Growing up, fish meant lunch, or dinner, or both. Typically, swimming in mustard oil, accompanied by fresh green chillies that stung. The only exceptions were inhabitants of a cloudy green tank the size of eight shoeboxes at a dimly lit Chinese restaurant—one that also served first-rate chilli fish. So, standing next to an aquarium the size of a private pool, swarming with giant fish that could have me for dinner instead, is mostly disconcerting. But such apocalyptic thoughts—including the improbable event of the water from the world’s ninth most voluminous aquarium gushing out in a tsunami—are held at bay, once I scan the faces of other surprisingly calm spectators at Hong Kong’s Aqua City.
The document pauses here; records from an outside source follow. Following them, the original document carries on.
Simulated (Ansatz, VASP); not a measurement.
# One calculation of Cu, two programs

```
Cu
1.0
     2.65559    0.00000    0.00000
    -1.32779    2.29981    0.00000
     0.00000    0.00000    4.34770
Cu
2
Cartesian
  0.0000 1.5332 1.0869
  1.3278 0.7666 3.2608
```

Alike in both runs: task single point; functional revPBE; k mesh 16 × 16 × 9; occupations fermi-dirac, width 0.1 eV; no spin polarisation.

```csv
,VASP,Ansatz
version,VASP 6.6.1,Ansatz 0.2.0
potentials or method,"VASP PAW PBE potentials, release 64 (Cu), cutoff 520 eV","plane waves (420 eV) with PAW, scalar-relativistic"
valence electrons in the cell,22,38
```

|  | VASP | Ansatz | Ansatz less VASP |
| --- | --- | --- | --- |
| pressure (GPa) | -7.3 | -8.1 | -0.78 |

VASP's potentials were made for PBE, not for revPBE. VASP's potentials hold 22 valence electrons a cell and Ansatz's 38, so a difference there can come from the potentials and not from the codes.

A brand new wing of Ocean Park (oceanpark.com) in the Aberdeen area, part of a HK$ 5.5 billion redevelopment plan, Aqua City is effectively about three things—an egg-shaped Grand Aquarium; a fine-dining restaurant with an underwater view and excellent tuna on the menu; and Symbio, an audio-visual show with a 360° water screen and pyrotechnics set to the music of Oscar-winning composer Peter Lehmann. Add to that a large retail area for souvenirs and a café to recover from a day in the park, and you’ve covered enough ground. Several of these key attractions are also listed among the firsts and onlies in the history of oceana-riums and amusement parks. Here, everything is bigger, better, larger than something else. In fact, there are more superlatives swilling round than marine animals—5,000 creatures of 400 species, weighing a staggering 43,000 kilos—in the tank.
But then, entertaining children (and their minders) is serious business. Hong Kong should know. Disneyland crossed the Pacific to get here. And now Ocean Park, the city’s oldest theme park, is banking on its growing reputation as the Florida of the East, with new, improved inducements.
I’m hooked too, watching the manta rays and the cownose rays in the aquarium flap their fins like giant birds in flight. I can’t hear the goop-goop-goop of the water being displaced, but I watch how the stingrays stir that ugly, ungainly napoleon (fish) from its post-meal stupor. Seconds later, a hammerhead grazes past with a school of tiny, overconfident golden jacks hovering around its snout for scraps of food. Down in the corridors, I hear children cackle nervously, dipping into touch pools lined with sea cucumbers and starfish.
Drowned by the din of the celebrations, though, are murmurs in the local community and allegations in the city’s newspapers of mishandling and death of some of the animals during transportation. Clearly, those tracks have been covered and safety measures put in place. And by the time Ocean Park’s maverick chairman, Allan Zeman, a Richard Branson-esque figure, fired the cylinders strapped to his back and floated above the opening ceremony venue like a noisy chopper, the air certainly seemed lighter.